History has taught the people of this region that to the timid go the leftovers, or the scraps. And the scraps is all we can hope to get from those in power. This dependence has fostered a profound conservatism that demands we toe the line, play by the rules set by those in power, and most particularly don't tempt Fate. Those audacious enough to complain or suggest a better way are likely to get slapped--or worse. So people keep their heads down and thank God if they are drawing a paycheck.
It's a captive mentality. You don't dare mention the lice in the mattress for fear your captor will withhold your daily allotment of bread.
To mention the lice in the mattress is to show an uppitiness, a temerity, that's just not done.
Way too risky. After all, a person's gotta have that daily bread.
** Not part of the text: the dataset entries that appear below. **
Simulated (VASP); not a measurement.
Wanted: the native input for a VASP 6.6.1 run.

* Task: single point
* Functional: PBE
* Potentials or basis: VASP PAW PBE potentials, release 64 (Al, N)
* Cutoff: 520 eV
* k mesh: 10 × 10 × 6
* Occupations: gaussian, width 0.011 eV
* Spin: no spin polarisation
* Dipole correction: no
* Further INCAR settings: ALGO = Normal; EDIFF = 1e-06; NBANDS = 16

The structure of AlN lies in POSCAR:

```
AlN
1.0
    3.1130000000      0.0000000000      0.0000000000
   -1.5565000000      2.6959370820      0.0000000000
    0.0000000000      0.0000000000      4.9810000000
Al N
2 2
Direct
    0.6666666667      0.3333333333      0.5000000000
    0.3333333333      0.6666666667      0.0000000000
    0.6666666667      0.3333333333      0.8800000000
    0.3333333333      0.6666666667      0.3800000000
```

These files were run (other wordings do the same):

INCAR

And in Appalachia, in an economy where massive extractive industries hold all the cards, the people have been told by corporate landowners and too many of our elected representatives, that the only thing we have a right to expect is enough bread to survive. Period. To put forth any conditions whatsoever regarding how that bread is made, how the wheat is grown, harvested or delivered or to limit in any way the impact of such production on future generations is to express a temerity that an utterly dependent population cannot afford. So, such outspokenness has been quashed.
Aligning with the oppressors has seemed the only way to guarantee survival. Thus behavior that supports the rights of the oppressors to keep on doing what they're doing has been encouraged. While behavior that questions the goals and impacts of the oppressors, or seeks in any way, shape or form to restrict or even monitor their actions has been demonized. Everyday life reinforces the truism: How dare We, the powerless, request anything of Them, the all-powerful?
And then there's the more insidious subtext, the none-too-subtle message to those of us in the community, elected or not, who might dare question the enduring and all-powerful status quo: Would you take food from our mouths? If so, take your questions and suggestions elsewhere. Clearly you're an outsider. Don't ask. Don't tell. Leave things be.
Well, if we, all of us, who live here in Appalachia were slaves or indentured servants, or serfs in the Middle Ages, we'd risk more than hunger, we'd risk severe physical punishment or death by standing up for rights and interests greater than simply having enough bread to survive. Fortunately, we are not slaves, indentured servants, or serfs, we are American citizens, inheritors of a great tradition of audaciousness, members of a democracy that depends on our temerity for its survival.
Yes, even here. Even us.
A recent Pocahontas Times editorial took Pocahontas County Commissioners to task for having the "temerity" to question the rights of a landowner in another state--that would be Highland New Wind Development. The Times made it seem as though questioning the actions of a landowner were tantamount to treason. As is well-documented in these pages, Highland New Wind, located in Highland County, Virginia, will have a devastating impact on Camp Allegheny Battlefield, an historic site located in Pocahontas County, West Virginia.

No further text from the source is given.